We Visited a “Full Contact Gunfight Arena” in Las Vegas to Ask: Has Anything Changed?

Did the massacre change any opinions about gun safety?

Al Kamalizad/Mother Jones

In addition to interviewing gun control advocates who were demonstrating in Las Vegas on Wednesday nightMother Jones filmmaker Al Kamalizad also focused his camera on a local business-owner who works with guns every day. We wanted to know: Will the massacre change any of his opinions on the gun control debate?

Earlier on Wednesday, we went to Las Vegas Gunfights, a company that sells tactical training sessions and simulated “gunfight experiences for tourists,” to speak to businessman Nephi Oliva about his reactions to the Las Vegas massacre and his starkly different take on gun regulations.

“We can have a serious discussion about gun control, but first, take the guns away from the criminals,” Oliva said. “Then take the guns away from crooked police officers. Then take them away from crooked politicians, and tyrannical government officials. Once you’ve done all that, I will gladly hand my guns over.”
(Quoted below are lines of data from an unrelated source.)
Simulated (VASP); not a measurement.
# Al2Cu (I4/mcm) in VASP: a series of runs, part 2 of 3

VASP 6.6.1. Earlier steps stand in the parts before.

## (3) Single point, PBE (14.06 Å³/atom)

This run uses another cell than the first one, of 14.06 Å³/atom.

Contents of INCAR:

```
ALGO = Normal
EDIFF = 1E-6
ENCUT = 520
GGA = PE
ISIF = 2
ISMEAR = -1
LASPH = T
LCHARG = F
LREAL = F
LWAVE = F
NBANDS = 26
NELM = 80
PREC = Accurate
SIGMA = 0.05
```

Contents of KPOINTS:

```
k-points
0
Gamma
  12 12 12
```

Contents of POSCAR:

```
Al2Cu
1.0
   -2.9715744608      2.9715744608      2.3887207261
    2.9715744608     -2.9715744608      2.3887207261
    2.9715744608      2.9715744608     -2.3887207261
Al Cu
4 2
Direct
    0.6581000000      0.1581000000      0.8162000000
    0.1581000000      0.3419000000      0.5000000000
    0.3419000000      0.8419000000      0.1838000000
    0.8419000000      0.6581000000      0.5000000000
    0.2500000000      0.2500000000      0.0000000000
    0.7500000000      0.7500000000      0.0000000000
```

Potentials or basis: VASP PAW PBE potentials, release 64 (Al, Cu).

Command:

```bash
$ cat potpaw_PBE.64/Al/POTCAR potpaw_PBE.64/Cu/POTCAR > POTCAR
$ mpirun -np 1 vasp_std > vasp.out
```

Inside, we found a walled-off arena with corrugated metal siding, sand floors, and stacks of barrels that can be used as weapons or for cover. Here, participants battle using real guns and non-lethal ammo in a free-for-all that has left “six or seven guys knocked out this year.”

“Republicans and Democrats both want safety, everybody wants to feel safe, so in that regard we’re all on the same page,” Oliva said. “But the difference we find is that Democrats tend to rely more on the government to provide that protection, and Republicans rely more on each other and themselves.”

Go inside the arena in the video above.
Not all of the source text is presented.